Wesleigh’s son Kaden and my cousin Katie’s daughter, Lillian, were adorable as ring bearer and flower girl.
My talented cousin Andy arranged the music for the wedding and played trumpet while also serving as a groomsman.
The tables at the reception carried a special tribute to Uncle Roger, who used to throw Hershey’s Kisses to students who answered questions correctly in his classes.
Our family with Aunt Gem before the wedding.
Mom with Joyce, Uncle Roger’s friend and fellow Cardinals fan from Bethany College.
The wedding was in my cousins’ hometown of Lindsborg, Kansas, known as Little Sweeden USA. There are Dala horses like this everywhere, and many of the homes have the family name painted on a Dala horse sign hanging from the porch.
Aunt Gem treated us to an amazing brunch the morning after the wedding at the Sweedish Crown (Sweedish crepe-pancakes with Lingonberry jam, yummmm!) It was great to see all the Bishop cousins together (including Tim!) and we got to be there when my cousin Katie announced some very exciting news to the family: Baby #2 is due on New Year’s Eve!
Before leaving Lindsborg, we visited Aunt Gem’s beautiful home. Here are a few of her St. Louis Cardinals treasures, including a replica of Uncle Roger’s brick.
We spent the night at Katie’s house where we had a blast with her daughter Lillian.
Dr. Lillian informs Matt he has marshmallows and macaroni in his ears.
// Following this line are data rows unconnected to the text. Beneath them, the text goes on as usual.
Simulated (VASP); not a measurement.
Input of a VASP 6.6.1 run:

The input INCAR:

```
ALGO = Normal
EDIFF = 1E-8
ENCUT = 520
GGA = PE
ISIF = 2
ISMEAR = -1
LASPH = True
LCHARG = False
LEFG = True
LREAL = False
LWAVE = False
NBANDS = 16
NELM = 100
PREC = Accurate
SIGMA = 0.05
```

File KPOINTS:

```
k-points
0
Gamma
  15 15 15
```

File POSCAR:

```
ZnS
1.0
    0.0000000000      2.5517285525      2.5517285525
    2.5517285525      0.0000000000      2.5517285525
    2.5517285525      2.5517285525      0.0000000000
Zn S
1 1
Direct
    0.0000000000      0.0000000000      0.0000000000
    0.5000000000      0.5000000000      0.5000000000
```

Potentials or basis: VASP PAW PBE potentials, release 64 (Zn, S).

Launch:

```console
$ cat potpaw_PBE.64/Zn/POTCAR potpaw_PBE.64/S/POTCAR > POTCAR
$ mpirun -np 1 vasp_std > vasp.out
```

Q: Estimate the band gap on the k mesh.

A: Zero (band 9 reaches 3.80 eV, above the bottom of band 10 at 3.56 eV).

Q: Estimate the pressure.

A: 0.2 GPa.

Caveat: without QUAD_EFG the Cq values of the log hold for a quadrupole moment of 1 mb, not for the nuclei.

Where’s Waldo, Disney Princess style
Princess Tangled is a pretty good dancer!
Katie and Travis spoiled us with a delicious taco dinner and homemade strawberry shortcake desert! I’ve never tasted anything so amazing.
The photo is of my mom with her brother Roger (Katie’s dad) as kids.
Mom was determined not to leave Indiana without a pork loin sandwich, a local fast food staple she remembered from her college days. We didn’t have a chance to stop in Indiana, but did manage to find one at this Frisch’s Big Boy restaurant in Ohio.
On the morning of my 28th birthday, we broke out ToastTite, a grilled sandwich pocket maker from my mom’s childhood. This one was filled with eggs, bacon, jack cheese and salsa. Yum!
By our final morning, we were pros at packing the car. Total miles traveled: 4,015. Total gas cost: $351.38.
Lessons learned on this trip: The long way is actually shorter, “Buffalo buffalo buffalo Buffalo buffalo, Buffalo buffalo” is actually a grammatically and semantically correct sentence, Kansas is windy, Colorado is beautiful, four people can comfortably live 11 days in a Prius, and despite what they say, no matter how long you stay away, you really can go home again.
When my mom was a girl, one of her family’s favorite road trip destinations was Rocky Mountain National Park in Colorado. They would stay in cabins for weeks at a time and go on challenging day hikes and ranger-led nature programs. In one famous story, a ranger showing them Lake Haiyaha kidded the group that “If any of you aren’t hungry yet, you might want to take a little hike around the lake before lunch.” Mom and her family missed the sarcasm and set off for a hike that had them scrambling over boulders for the next twelve hours!
Despite such stories, the Bishops loved the mountains, and none more so than my mom’s mother, Opal. Grandma Opal, Mom says, used to say you could tell which states were the good ones just by listening to the names. “Kaaansas,” she would say with a nasal accent. “Nebraaaska.” Then she would sing out, “Col-a-rado! Col-a-rado!” And it’s true — the views out our window in Colorado were a universe away from the flat, monotonous scenery we drove through in most of the Midwest. Mom says there are beach people and there are mountain people and she is definitely a mountain person. There’s no question about it: I’m a mountain person, too.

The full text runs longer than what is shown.